Publishing Data¶

DataJoint is a framework for building data pipelines that support rigorous flow of structured data between experimenters, data scientists, and computing agents during data acquisition and processing within a centralized project. Publishing final datasets for the outside world may require additional steps and conversion.

Provide access to a DataJoint server¶

One approach for publishing data is to grant public access to an existing pipeline. Then public users will be able to query the data pipelines using DataJoint's query language and output interfaces just like any other users of the pipeline. For security, this may require synchronizing the data onto a separate read-only public server.

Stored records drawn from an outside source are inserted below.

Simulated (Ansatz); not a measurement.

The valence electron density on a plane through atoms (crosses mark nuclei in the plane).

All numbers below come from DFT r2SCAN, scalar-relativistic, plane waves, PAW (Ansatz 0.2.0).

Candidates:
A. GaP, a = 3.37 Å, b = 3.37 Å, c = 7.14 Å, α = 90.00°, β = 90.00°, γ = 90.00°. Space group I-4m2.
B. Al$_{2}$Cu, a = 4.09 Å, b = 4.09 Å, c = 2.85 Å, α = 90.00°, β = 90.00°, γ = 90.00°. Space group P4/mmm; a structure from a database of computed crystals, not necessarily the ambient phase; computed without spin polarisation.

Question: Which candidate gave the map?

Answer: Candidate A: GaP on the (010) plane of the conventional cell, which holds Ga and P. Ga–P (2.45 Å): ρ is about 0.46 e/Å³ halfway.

Containerizing as a DataJoint pipeline¶

Containerization platforms such as Docker allow convenient distribution of environments including database services and data. It is convenient to publish DataJoint pipelines as a docker container that deploys the populated DataJoint pipeline. One example of publishing a DataJoint pipeline as a docker container is

Sinz, F., Ecker, A.S., Fahey, P., Walker, E., Cobos, E., Froudarakis, E., Yatsenko, D., Pitkow, Z., Reimer, J. and Tolias, A., 2018. Stimulus domain transfer in recurrent models for large scale cortical population prediction on video. In Advances in Neural Information Processing Systems (pp. 7198-7209). https://www.biorxiv.org/content/early/2018/10/25/452672

The code and the data can be found at https://github.com/sinzlab/Sinz2018_NIPS.

Exporting into a collection of files¶

Another option for publishing and archiving data is to export the data from the DataJoint pipeline into a collection of files. DataJoint provides features for exporting and importing sections of the pipeline. Several ongoing projects are implementing the capability to export from DataJoint pipelines into Neurodata Without Borders files.